Graduate School of Journalism and Mass Communication
Korea University
Republic of Korea
Since its birth a generation ago, the Internet has been dominated by the English language and North American culture. In a 1998 survey conducted by the Internet research group, eMarketer, two-thirds (68 percent) of a little over 60 million Internet users worldwide reside in just two countries, the United States, with 37 million users, and Canada, which has just over 4 million. About 60 percent of the Internet host computers are located in the United States. Nine out of 10 Internet users today are English-speaking. No fewer than 82 percent of home pages (web sites) are in English, according to the Internet Society’s survey of 60,000 computers with Internet addresses.

Yet some foresee an end to this electronic hegemony. The number of non-U.S. Internet users is about to outnumber those inside the country soon and increase by nine-fold over the next five years, from 16.4 million in 1997 to 143 million by the year 2002, representing an annual growth rate of 70 percent. In that case, the present practice of conducting business, presenting news and information, and performing discussion on the Internet will have to be drastically changed. The widespread use of English will eventually be contested and the Internet itself will become multicultural. This is already happening.

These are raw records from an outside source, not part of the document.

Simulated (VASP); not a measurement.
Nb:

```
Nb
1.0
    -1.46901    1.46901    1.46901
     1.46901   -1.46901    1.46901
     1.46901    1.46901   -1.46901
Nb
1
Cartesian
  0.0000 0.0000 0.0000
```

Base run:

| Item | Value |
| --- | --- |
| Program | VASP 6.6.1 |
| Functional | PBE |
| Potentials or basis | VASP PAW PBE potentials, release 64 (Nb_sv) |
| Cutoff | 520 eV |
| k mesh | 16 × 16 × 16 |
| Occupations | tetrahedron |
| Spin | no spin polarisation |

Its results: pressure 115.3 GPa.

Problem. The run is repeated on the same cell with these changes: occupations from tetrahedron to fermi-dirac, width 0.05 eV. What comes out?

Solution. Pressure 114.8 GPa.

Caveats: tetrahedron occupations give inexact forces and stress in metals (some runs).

A consortium of American computer companies has developed a universal digital code known as Unicode to allow computers to represent the letters and characters of virtually all the world’s languages. Major search engines like Yahoo and Excite offer their services in multiple languages. Netscape Communications in partnership with the leading Latin American Internet service, Star Media Network, provides a free Internet guide in Spanish and Portuguese. Internet services in languages other than English, like Star Media, are starting to provide world and regional news, weather, stock listings, e-mail, chat rooms, Internet access and more, all in the users’ native language.
Given such developments, optimists argue that far from ending diversity, the Internet will promote it by allowing even small groups of people to disseminate their messages worldwide. By overtaking the “middle range” languages, it may actually protect minority languages threatened with extinction. A wider range of languages on the Internet means at least in theory that a wider range of ideas will be exchanged in a cyberspace, the long-promised global village.
Despite a tremendous influx of non-English languages in recent years, however, the Internet has a long way to go before it becomes a truly multilingual medium. As long as English can be understood by the largest number of Internet users, the cyberspace will continue to be dominated by English as the primary language for international discourse and commerce, European languages as a tool for regional and specialized communication, and many other minor languages for local communication.
At a glance there is an advantage to having one language dominant in the cyberspace. In a world of five to eight thousand different ethnic groups who reside in approximately 160 nation states speaking 5,000 distinct languages, some language must be the common language of the Internet. Many people believe that English must be by default the standard language on the Internet, much as it is the international language of aviation. At present there are clear indications of English becoming a lingua franca in the cyberspace.

The Internet, the network of networks, is most likely to be governed by the logic of the “Metcalfe’s Law,” the so-called magic of interconnections. Connect any number of machines, ‘n’, whether computers, phones or even cars, and you get ‘n’ squared in exponential value. Simply put, the values of the interconnected entities increase exponentially. To expand this logic further, as English-speaking countries have happened to take the central role in world politics and economy in modern period (namely, Pax Britannica and Pax Americana), the English language will deepen its hold on the world as more people go on line. As a recent British Council report shows, the evolution of the English language accelerates as it spreads beyond Anglo-Saxonism. The critical mass of English amongst providers and users is likely to drive the usage inexorably towards monoglot English. Even the French, famously fastidious about guarding their language against dilution by foreign words and phrases, has been forced to surrender to American vernacular on Internet matters.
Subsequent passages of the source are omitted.